INDIANAPOLIS -- It would be a tough act for anyone to follow. When you're in the wake of a quarterback class that featured three instant superstars in Andrew Luck, Robert Griffin III, and Russell Wilson, as well as many more possible long-term starters, it's an outlier group that defies a sequel. For Geno Smith and Matt Barkley, the top two quarterbacks in the 2013 draft class, the hope is that they can avoid it looking like the move from "Caddyshack" to "Caddyshack II," and shake the perception that this class is a sequel that isn't worth watching. They had their chances to answer those questions in Friday's scouting combine media session, and some were more confident than others.
West Virginia's Smith, the consensus number-one prospect in this class, talked about just how high the bar has been set.
"Those guys changed expectations for many quarterbacks, let alone rookies. Those guys stepped right in, including Russell, and were leaders most of all from day one. And that's the one thing I took from it. No matter what age difference, where you come from, or what pick you are -- when you're taken for that role as a quarterback in the NFL, you have to lead by example. That's the thing all those guys did.
"They set the bar very high. I want to be one of those guys that step in and do the same thing.''
Some would say that he's ready to do so. Others would look at a second-half swing the wrong way in the 2012 season and wonder if Smith is ready for prime time. The Mountaineers lost six of their last eight games after starting off 5-0, and while Smith's slump wasn't as bad as some assume, he's still going to be hammered about it.
"We came into a new league. We came out real hot, we were fired up and ready to really prove ourselves. Inconsistency set in. I'm not going to say that anyone wasn't working hard. When we went through that tough stretch, I was the first one to stand up in front of the team and let them know -- we're going to work even harder and we're not going to put our heads down. The one thing I take from that experience is that being a leader, you're not going to deal with fair situations at all times.
"The main thing I learned was that to stop whatever goes on, in my position as the leader of the team, I've got to set the bar and lead by example. That's what I did for my team."
Nobody questions Matt Barkley's leadership, but the USC quarterback who threw 75 touchdowns and just 22 interceptions total in his last two seasons with the Trojans will have other inquiries to deal with. A shoulder injury will keep Barkley from throwing at the scouting combine, though he said on Friday that he's "100 percent" on schedule to do everything at USC's Pro Day on March 27. For now, eschewing all of the drills in Indianapolis means that Barkley can only impress teams in interviews with his overall game knowledge and character.
I’ve had a great time in the informal meetings so far," Barkley said on Friday. "Once those formal interviews kick off, I definitely believe that’s a strength of mine in terms of being on the board and watching film. I’m a master of my offense. I think I can portray that to them. If they can put a face to my name, once they meet me, I feel like they’ll have a good impression."

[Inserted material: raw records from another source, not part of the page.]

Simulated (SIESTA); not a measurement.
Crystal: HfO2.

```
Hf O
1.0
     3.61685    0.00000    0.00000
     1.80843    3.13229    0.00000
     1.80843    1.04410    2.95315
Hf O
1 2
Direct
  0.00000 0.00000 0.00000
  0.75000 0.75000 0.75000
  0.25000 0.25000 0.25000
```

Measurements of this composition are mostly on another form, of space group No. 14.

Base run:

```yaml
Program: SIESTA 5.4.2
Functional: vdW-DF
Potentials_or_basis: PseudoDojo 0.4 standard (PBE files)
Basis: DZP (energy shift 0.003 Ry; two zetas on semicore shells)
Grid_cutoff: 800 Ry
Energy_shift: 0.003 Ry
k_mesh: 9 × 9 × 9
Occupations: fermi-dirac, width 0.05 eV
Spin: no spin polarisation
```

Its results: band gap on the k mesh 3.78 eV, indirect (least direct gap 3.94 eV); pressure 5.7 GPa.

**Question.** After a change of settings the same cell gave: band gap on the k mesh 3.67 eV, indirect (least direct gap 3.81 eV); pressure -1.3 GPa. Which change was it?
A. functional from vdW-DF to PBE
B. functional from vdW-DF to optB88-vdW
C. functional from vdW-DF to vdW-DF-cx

Barkley may bea "master of his offense," but some wonder if he has the kind of arm that can make deep throws in tight windows with the kind of velocity the NFL will require. If he bristles at that question with NFL teams as he did when he was asked about it during his media session, those NFL teams will at least know that Barkley has a competitive streak.
I would disagree," Barkley said. "Look at the tape. Watch the tape. I’m not going to go through certain throws, but you can watch the tape where I’ve made throws in tight windows. I can make every NFL throw that you need. So I would disagree."
Some scouts and general managers might disagree with Barkley's perception of his arm (as would I), but good for him for keeping his dander up. In the end, the challenge for Smith and Barkley -- and every other quarterback in this class -- will be to follow an impossible group into the NFL and prove their worth. As Barkley said, that's all this class can do -- comparisons or not.
"There’s been a lot of comparisons recently to last year’s rookie class, and well-deserved," he said. "Those guys came right away and played and made their mark; won playoff games. There’s always going to be that comparison, whether it’s just or unjust. I don’t feel like there’s any pressure on my part to live up to them. I know every situation’s different. Whatever a player’s going into is going to be different than what they went into last year. I don’t feel there’s any need to live up to what they lived up to.
"I have my standards, and hopefully those are high enough."
Standards are high. Whether the actual talent is enough to make that kind of mark is something we won't know for a while.